The old adage “Nothing is certain but death and taxes,” is accredited to the American wise man, Benjamin Franklin. Used in a letter penned over 225 years ago, this is still true today. Death has already been considered, briefly, but today’s post will focus on the other of life’s certainties – taxes. Although there is a current trend of legalization that is quickly becoming a national consensus regarding the way marijuana should be treated legally, a key point of contention between marijuana industry entrepreneurs and government officials are the tax codes on state and federal levels that impose harsh penalties and disincentives toward investment into cannabis capitalism.

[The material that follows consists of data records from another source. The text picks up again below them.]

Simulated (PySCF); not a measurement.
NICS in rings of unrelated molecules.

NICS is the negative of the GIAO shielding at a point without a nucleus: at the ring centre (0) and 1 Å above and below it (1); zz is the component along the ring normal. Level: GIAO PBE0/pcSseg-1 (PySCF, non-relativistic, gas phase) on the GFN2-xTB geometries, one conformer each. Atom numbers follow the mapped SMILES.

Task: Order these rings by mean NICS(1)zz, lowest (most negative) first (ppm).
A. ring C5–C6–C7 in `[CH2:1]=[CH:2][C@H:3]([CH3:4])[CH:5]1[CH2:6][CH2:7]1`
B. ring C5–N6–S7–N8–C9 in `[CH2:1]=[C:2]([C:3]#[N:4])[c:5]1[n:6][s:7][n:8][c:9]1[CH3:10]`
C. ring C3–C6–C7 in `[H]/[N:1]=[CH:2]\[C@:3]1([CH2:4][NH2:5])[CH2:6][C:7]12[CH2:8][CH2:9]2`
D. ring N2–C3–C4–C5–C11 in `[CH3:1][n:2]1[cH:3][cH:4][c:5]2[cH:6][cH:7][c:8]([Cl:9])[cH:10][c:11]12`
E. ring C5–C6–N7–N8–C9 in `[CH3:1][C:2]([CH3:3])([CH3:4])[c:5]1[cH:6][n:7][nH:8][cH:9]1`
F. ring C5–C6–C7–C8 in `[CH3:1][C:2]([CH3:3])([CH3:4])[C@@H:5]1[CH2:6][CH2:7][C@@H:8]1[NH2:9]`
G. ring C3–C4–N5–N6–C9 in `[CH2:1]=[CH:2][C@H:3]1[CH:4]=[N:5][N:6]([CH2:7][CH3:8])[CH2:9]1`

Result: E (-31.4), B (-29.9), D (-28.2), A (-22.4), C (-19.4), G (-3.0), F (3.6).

Federal Taxes and Business Expenses.
American business is assisted greatly by one key piece of U.S. Tax Law – Internal Revenue Code Section 162. This provision allows for ordinary and necessary expenses for operating a business to be counted as a deduction against a business’ gross taxable income that is. This allows businesses to write off all the small purchases used to carry out normal operations. For an office, this would include paper, ink, pens, paper clips, and water for the water cooler. This significantly reduces the amount paid in taxes when they become due.
Edmondson and IRC 280E.
Consider the Marijuana dispensary. The ordinary and necessary costs for the production of marijuana would include dirt, nutrients, and water; business expenses for the retail side would be much like any other store. However, although all these costs would generally fall under the business and trade expenses deduction allowed under IRC Sec. 162(A), Congress stepped in following a rather embarrassing court case to change this. In Edmondson v. Comm’r, decided by the U.S. Tax Court in 1981, a business-savvy drug dealer in Minnesota kept very precise records of his costs and expenses, and claimed deductions under IRC 162 for his drug enterprise expenses. The Tax Commissioner disagreed and issued a tax deficiency, but the tax court agreed with Mr. Edmondson and allowed the deductions. Following that decision, Congress enacted IRC Sec. 280E, which barred any deductions or credit for business engaged in the trafficking of controlled substances, which the code defines as Schedule I and II. This again makes the DEA scheduling of Marijuana so important, because under this law a decrease to Schedule III or lower would make this law inapplicable to marijuana businesses.
Cannabis Corporate Construction.
As a result of this law, all marijuana stores legally operating within permissive states are barred from using one of the best tax benefits offered to American businesses. However, since the law was enacted, there have been two cases that have addressed this law in Court, and both decisions offered hope to cannabis company’s tax problems. The more recent case, Olive v. Commissioner, decided in 2015 by the 9th Circuit out of California, held that a business limited to the sale of marijuana was controlled by IRC 280E, and those expenses could not be deducted. However, the court noted the insufficiency of record keeping. Another case from California, Californians Helping to Alleviate Med. Problems, Inc. v Comm'r, decided in 2007, shows the hope competent corporate structuring can provide to marijuana marketers. The corporation had properly separated its caregiving services from marijuana sales, and as a result allowed the deduction for costs of caregiving not associated with marijuana. This shows that cannabis companies must be sure to keep precise records to show separate, distinct costs not associated with marijuana cultivation. Additionally, separating corporations into multiple business entities will allow the majority of costs to be deducted under IRC 162 as part of a retail sale business separate and distinct from a small, less capitalized business that grows and distributes the marijuana.
Current Congressional Efforts.
In 2015, there were bills introduced in the U.S. Senate and House of Representatives to repeal the effects of IRC Sec. 280E on marijuana sales in legalized states (114 H.R. 1855, 114 S. 987). Interestingly, representatives from both political parties have co-signed the bill. However, according to multiple legislative outlooks, there are very low chances of passages, but you can change that by writing your congressional representative and urging them to support these bills!